> On Sep 3, 2015, at 10:59 AM, Bill Paul <[email protected]> wrote:
> 
>> I've worked through some firmware issues on older MS releases, but never
>> Windows 8 or 10.  So this advice may be out of date.  Do you know if
>> Windows got through the boot loader and is starting the kernel?  If so,
>> you can turn on extra debug messages to show the drivers as they are
>> loading.  That can give you some good clues.  If that's not enough, you
>> can enable remote debugging and use MS's debuggers (eg. WinDbg) and
>> symbol tables to get an idea of the call chain which is failing.  It's
>> been a long time since I've done this, so I'm rusty on the specifics...
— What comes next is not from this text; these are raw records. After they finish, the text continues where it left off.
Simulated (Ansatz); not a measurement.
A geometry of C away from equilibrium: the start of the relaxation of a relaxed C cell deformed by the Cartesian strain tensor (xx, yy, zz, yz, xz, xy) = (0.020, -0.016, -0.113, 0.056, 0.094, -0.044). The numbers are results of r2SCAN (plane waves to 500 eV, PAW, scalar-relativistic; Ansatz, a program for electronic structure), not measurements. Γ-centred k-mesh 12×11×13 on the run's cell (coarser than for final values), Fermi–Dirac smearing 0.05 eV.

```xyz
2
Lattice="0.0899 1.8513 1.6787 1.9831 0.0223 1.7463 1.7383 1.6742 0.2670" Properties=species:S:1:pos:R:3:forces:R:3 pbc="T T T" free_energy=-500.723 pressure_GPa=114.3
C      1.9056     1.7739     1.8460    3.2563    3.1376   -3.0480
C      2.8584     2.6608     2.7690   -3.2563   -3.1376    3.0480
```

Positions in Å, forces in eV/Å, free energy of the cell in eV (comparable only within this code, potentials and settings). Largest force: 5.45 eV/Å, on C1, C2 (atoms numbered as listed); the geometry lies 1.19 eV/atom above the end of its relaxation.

>> searching on msdn.microsoft.com <http://msdn.microsoft.com/> should get you 
>> going.
>> 
>> Historically, Windows has been extremely picky about ACPI tables, much
>> more so than Linux.
> 
> No: historically hardware vendors have been insufficiently picky about 
> creating their ACPI tables, leading to what I have not-so-affectionately 
> named 
> the "If It Works With Windows, It Must Be Okay" syndrome.

This issue even finds its way into hardware. I’ve seen USB device that violate 
the USB spec, but they work with the Windows driver, so ship it.